You see, in the Work Plan, the HPOA announces as goal III.B: “Continue to work in collaboration with organizations and agencies involved in ending chronic homelessness to reduce visible homelessness in Hollywood.” We’ll refrain from commenting on the weirdly uncharacteristic lapse in hypocrisy evinced by their setting a goal to “end visible homelessness.” Now, when Jesus began his ministry, word got back to John the Baptist, who was in prison courtesy of the local and temporal equivalent of the HPOA, and he sent two of his disciples to ask Jesus “Art thou he that should come, or do we look for another?”1
And Jesus, a quick man with a comeback at all times but not afraid to ask people to think for themselves, told them: “Go and shew John again those things which ye do hear and see: The blind receive their sight, and the lame walk, the lepers are cleansed, and the deaf hear, the dead are raised up, and the poor have the gospel preached to them.”2 You see, according to the Messiah himself, the way that one can tell that the Messiah has arrived is because he’s out there working miracles for the sake of wounded and damaged people.

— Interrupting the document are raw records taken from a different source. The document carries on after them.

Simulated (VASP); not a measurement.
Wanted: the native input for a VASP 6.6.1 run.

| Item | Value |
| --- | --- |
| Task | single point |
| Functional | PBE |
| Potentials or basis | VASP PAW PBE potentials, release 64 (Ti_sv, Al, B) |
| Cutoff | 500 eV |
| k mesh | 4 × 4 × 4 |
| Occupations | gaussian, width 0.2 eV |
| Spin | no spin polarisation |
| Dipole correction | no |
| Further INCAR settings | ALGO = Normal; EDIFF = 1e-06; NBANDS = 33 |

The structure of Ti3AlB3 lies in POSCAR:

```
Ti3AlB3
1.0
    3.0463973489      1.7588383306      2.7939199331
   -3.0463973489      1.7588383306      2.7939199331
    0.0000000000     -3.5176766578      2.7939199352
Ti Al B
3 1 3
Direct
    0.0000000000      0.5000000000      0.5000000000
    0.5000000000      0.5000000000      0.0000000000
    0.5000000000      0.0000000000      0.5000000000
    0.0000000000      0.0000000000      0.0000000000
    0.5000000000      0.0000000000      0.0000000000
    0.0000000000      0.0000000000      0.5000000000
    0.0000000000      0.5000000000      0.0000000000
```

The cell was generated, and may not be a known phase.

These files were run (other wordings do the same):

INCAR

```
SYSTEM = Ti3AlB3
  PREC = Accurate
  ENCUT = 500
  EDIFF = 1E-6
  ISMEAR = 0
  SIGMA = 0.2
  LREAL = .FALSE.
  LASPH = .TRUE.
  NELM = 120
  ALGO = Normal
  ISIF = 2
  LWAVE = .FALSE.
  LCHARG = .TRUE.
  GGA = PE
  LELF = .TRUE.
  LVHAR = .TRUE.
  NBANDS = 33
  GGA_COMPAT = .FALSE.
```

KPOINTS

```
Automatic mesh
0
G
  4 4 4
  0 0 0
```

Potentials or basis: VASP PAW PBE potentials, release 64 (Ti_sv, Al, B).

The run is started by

The HPOA claims that it wants to help the homeless, but it doesn’t. It wants to arrest them. Look at what III.B is a part of: “It is the goal for the Board of Directors to restore civility to the public sidewalks in the Hollywood Entertainment District through the enforcement of laws which govern sidewalk behavior, pedestrian access, vending and tour solicitations.” Here’s a translation from HPOA-speak into English: Arrest everyone on the sidewalk who’s not walking to or from an act of spending money. What’s Jesus going to think of that? How’s he going to return and convince everyone that he’s the Messiah if the HPOA can’t keep its sticky fingers off the homeless of Hollywood?
Feed them? Sure. House them? Sure, if that’s what they want. Arrest them so they stay invisible? Not if you want to see Jesus return. Not if you want to see him happy when he does.3
- Matt. 11:2-3
- Matt. 11:4-5
- We realize that it’s plausibly a flaw in our theological analysis that Jesus seems to require the existence of the poor and damaged in order to establish his Messianic character. Jesus, never one to chase after a foolish consistency, noted this problem his own self in Matt. 26:11. Really, we mostly wanted something to fill space under this post’s title, of which we’re inordinately proud. If you want professional theology, don’t be a cheapskate; hire a theologian. Here you get about what you pay for, and you’re welcome!